The EU wants results from China by October, and it is not being subtle about the urgency. EU Trade Commissioner Maroš Šefčovič and Chinese Commerce Minister Wang Wentao met on June 29 to hammer out a framework for addressing what has become one of the most politically uncomfortable numbers in European economics: a €360 billion goods trade deficit with China in 2025.
That works out to roughly €1 billion every single day. Every day, without exception, across all 27 EU member states.
What Brussels and Beijing actually agreed to
The two sides did not just talk. They committed to four concrete workstreams: trade and investment balancing, export controls, intellectual property rights, and reform of the World Trade Organization. Šefčovič is also planning a follow-up visit to Beijing in the autumn, which serves as a built-in pressure mechanism for the October timeline.
The stakes are high enough that China has reportedly signaled it could suspend economic ties altogether if these discussions fail to produce concrete movement. That is not a small threat given how deeply European industries are tied to Chinese supply chains, particularly in electric vehicles, semiconductors, and raw materials.
The EU has its own leverage, though. Anti-subsidy tariffs on Chinese electric vehicles of up to 35.3% are already on the books. Those tariffs reflect Brussels’ position that Chinese state subsidies have artificially turbocharged Chinese EV exports into European markets.
How the deficit got this bad
The scale of the imbalance did not appear overnight. Chinese imports into the EU grew 45% over five years, driven in large part by industrial overcapacity and government subsidies that allowed Chinese manufacturers to undercut European competitors on price.
The result is a deficit so large it has become a political liability. When every single one of the bloc’s 27 member states is running a trade deficit with the same country, the conversation stops being about economics and starts being about sovereignty.

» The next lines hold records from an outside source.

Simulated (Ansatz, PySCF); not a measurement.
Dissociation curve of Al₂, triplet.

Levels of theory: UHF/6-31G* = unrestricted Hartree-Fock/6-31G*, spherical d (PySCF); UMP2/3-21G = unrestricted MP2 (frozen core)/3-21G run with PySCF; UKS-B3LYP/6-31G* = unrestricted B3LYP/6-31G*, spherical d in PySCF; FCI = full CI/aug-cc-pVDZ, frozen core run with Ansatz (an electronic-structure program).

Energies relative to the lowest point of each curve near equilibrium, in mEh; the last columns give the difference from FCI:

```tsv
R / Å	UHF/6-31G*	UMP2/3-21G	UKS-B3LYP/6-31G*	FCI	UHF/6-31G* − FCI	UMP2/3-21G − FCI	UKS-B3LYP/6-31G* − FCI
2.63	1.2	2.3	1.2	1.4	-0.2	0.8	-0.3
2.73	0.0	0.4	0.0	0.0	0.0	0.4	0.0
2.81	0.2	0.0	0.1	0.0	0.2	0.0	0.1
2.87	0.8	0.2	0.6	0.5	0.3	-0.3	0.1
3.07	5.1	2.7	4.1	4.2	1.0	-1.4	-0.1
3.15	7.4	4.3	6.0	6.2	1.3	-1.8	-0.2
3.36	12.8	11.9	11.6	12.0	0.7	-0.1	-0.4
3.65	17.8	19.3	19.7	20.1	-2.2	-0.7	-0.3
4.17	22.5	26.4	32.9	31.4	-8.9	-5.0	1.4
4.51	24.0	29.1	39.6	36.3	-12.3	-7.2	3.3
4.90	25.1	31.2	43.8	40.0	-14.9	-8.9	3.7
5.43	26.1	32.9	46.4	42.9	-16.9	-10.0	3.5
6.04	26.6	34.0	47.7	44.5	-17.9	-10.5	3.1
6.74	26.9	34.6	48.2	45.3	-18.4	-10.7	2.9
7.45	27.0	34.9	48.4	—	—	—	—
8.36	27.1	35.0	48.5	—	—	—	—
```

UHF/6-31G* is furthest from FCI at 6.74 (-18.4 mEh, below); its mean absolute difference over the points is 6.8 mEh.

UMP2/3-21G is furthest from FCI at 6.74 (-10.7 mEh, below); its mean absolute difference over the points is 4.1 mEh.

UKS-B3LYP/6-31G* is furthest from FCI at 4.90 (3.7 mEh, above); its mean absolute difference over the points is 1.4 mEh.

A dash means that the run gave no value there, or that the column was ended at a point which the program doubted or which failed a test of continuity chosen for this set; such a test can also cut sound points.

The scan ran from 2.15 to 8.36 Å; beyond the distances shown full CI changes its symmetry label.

What this means for investors and markets
The EV sector is the most obvious flashpoint. Chinese automakers have been aggressively expanding into European markets, and the 35.3% anti-subsidy tariff ceiling was designed specifically to slow that momentum. A successful trade negotiation might produce some concessions on volume or pricing. A breakdown could trigger additional tariff measures or retaliatory moves from Beijing.
Supply chain exposure is the less visible but equally important risk. European manufacturers across automotive, semiconductor, and clean energy industries source critical components and raw materials from China. Any escalation that disrupts those flows would not be a distant geopolitical problem. It would show up in production schedules and earnings calls fairly quickly.